Spatial Data Makes AI Crop-Yield Predictions Better
This article is part of our exclusive IEEE Journal Watch series in partnership with IEEE Xplore.
Researchers from Zhejiang University and risk-management company Tongdun Technology, both based in Hangzhou, China, have improved crop-yield predictions using deep-learning techniques. It's a promising method that can account for the way crop yield is affected by the location of farmland, and can help produce more accurate predictions for farmers and policymakers.
Predicting crop yield is an important part of agriculture that has historically consisted of tracking factors like weather and soil conditions. Making accurate predictions gives farmers an edge when making financial decisions for their businesses and helps governments avoid catastrophes like famine. Climate change and increasing food production have made accurate predictions more important than ever as there's less room for error. Climate change is increasing the risk of low crop yields in multiple regions, which could cause a global crisis.

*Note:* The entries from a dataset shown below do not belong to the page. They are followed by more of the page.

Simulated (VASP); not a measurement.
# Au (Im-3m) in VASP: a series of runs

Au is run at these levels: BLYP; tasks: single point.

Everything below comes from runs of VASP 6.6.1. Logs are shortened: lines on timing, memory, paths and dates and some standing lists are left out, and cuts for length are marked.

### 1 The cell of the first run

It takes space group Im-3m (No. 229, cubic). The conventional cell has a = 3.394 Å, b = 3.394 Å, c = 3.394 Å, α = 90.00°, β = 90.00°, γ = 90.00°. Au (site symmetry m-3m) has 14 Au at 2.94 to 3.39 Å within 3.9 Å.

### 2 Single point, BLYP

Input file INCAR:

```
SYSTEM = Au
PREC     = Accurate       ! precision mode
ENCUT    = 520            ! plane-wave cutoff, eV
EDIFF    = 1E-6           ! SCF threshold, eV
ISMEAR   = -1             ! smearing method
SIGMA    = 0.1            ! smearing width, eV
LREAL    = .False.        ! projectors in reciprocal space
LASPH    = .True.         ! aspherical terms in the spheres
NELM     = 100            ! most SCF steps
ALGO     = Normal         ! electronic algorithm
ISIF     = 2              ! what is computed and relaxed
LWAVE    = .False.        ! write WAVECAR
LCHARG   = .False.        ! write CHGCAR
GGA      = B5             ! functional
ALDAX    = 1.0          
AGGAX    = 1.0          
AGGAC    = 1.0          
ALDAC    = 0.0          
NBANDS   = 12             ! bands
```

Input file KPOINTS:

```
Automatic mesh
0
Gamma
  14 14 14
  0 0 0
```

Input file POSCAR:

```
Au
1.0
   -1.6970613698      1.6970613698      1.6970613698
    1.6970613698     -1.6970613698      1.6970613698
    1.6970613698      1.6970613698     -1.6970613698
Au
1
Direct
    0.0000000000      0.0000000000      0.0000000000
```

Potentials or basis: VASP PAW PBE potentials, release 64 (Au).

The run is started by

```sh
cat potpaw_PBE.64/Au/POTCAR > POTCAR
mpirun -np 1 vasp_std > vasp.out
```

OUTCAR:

Many of the variables used to predict crop yield-like the climate, soil quality, and crop-management methods-are still the same, but modeling techniques have become more sophisticated in recent years. Deep-learning techniques not only can calculate how variables like precipitation and temperature affect crop yield, but also how they affect each other. The benefits of increased rain, for example, can be canceled out by extremely hot temperatures. The way variables interact can lead to different results than looking at each variable independently.
In their study, the researchers used a recurrent neural network, which is a deep-learning tool that tracks the relationships of different variables through time, to help capture complex temporal dependencies" affecting crop yield. Variables relating to crop yield that are affected by time include temperature, sunlight, and precipitation, said Chao Wu, a researcher at Zhejiang University and one of the paper's authors. Wu said these factors change over time, interact with each other in complex ways, and their impact on crop yield is usually cumulative."
This tool is also able to infer the effect of variables that are difficult to quantify, such as steady improvements in breeding and agricultural cultivation techniques, Wu said. As a result, their model benefited from capturing larger trends that stretched beyond a single year.
The researchers also wanted to incorporate spatial information, like information about the proximity between two regions of farmland to help determine whether their crop yields are likely to be similar. To do so, they combined their recurrent neural network with a graph neural network representing geographic distance to determine how predictions for particular locations would be affected by the area around them. In other words, the researchers could include information about adjacent regions for each area of farmland, and help the model learn from relationships across time and space.
The researchers tested their new method on U.S soybean yield data published by the National Agricultural Statistics Service. They input climate data including precipitation, sunlight, and vapor pressure; soil data like electrical conductivity, acidity, and soil composition; and management data like the percentage of fields planted. The model was trained on soybean yield data between 1980 and 2013, and tested using data from 2015 to 2017. Compared with existing models, the proposed method performed significantly better than models trained using non-deep-learning methods, and better than other deep-learning models that did not take spatial relationships into account.
In their future work, the researchers want to make the training data more dynamic and add security features to the model-training process. Currently, the model is trained on data that has been aggregated, which doesn't allow the possibility of keeping proprietary data private. This could be a problem if data like crop yields and farm-management practices is seen by competitors and used to gain an unfair advantage in the marketplace, Wu said. Agricultural data like farm location and crop yields could also make farmers vulnerable as targets of scams and theft. The possibility of data disclosure could also deter participation, decreasing the amount of data available to train on and negatively affecting the accuracy of trained models.
Researchers hope to use a federated learning approach to train future crop-yield models, which would allow the training to update a global model while keeping different sources of data isolated from one another.
The researchers presented their findings at the 26th International Conference on Computer Supported Cooperative Work in Design, held from 24 to 26 May in Rio de Janeiro.